Why Qwest Pulled the Plug on NorVergence

    by Christopher Menkin

Qwest Communication, one of the major suppliers to NorVergence, perhaps the number one service provider, was the main factor to three companies first trying to stall off liquidation with a Chapter 11 bankruptcy.  It did not work.  Once the Qwest $15 million was realized, it quickly brought other telephone companies to the hearing to realize that over $30 million was owed to them alone.

One of the reasons the plug was pulled is the financial trouble of Qwest itself, who yesterday posted a second quarter net loss of$776 million, compared to a loss of $64 million for the same quarter in 2003. Revenues were also down from $3.6 billion to $3.4 billion in the same time period. This does not include figures for companies such as NorVergence, who will appear in the next quarter.

The results included special items totaling $487 million, or 27 cents per share, much of that from the placement of $300 million in a reserve for ongoing litigation in shareholder lawsuits and securities investigations. Qwest officials said that puts the total in the reserve at $500 million.

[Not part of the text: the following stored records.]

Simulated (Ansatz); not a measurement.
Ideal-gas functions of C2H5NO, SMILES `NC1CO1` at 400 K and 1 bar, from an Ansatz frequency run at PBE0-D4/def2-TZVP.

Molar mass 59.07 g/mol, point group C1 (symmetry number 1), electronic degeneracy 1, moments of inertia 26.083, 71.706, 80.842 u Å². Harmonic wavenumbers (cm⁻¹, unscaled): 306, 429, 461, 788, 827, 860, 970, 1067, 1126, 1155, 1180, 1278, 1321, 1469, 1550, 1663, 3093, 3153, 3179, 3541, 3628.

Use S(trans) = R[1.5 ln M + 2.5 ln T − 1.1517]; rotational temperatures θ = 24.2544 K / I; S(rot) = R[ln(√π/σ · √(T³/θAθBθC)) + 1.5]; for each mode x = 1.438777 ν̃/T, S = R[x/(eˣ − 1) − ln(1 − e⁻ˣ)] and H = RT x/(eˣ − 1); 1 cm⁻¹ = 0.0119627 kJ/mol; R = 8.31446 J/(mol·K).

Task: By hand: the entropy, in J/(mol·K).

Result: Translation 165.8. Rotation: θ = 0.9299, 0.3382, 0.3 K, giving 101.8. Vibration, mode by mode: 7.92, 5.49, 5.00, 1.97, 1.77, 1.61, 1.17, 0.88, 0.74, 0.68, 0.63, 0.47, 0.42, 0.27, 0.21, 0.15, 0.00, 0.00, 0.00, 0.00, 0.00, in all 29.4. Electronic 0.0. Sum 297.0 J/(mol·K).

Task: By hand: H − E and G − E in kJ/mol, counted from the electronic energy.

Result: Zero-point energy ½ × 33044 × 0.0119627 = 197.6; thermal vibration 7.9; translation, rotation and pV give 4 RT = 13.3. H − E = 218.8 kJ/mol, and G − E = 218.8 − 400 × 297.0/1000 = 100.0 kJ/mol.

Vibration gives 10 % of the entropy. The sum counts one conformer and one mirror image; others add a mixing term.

There also was a $127 million charge associated with some 1,600 job cuts, primarily in the information technology division. Qwest, which operates in 14 West and Midwestern states including Minnesota, has said they expect an additional 1,800 layoffs by the end of the year.

Red ink will continue.

While the revenue was down, profits, too, Qwest reported a 6 percent increase in revenue for long distance service and a 3 percent increase in data and Internet revenue. Access line losses declined 1.3 percent from the first quarter but were unchanged in a year-over-year comparison.

Qwest chief financial officer Oren Shaffer said the growth in key areas was offset by competitive pricing pressure, the access line losses, and changes in the industry. He did not mention “bad accounts.”

"I would like to characterize our growth as slightly below our expectations primarily due to unexpected competitive price pressure especially in our enterprise market," he said.  He did not mention NorVergence.

In the second quarter, Qwest said it added 109,000 DSL subscribers to put its total at 853,000 and said it hopes to have 1 million DSL subscribers by the end of the year. Qwest said it added 733,000 in-region long-distance lines in the second quarter, giving it 4.1 million total lines.

It is obvious that Qwest could not carry NorVergence customers,and its debt owed by the company itself. Whether it will survive in this changing wireless internet world is yet to be seen.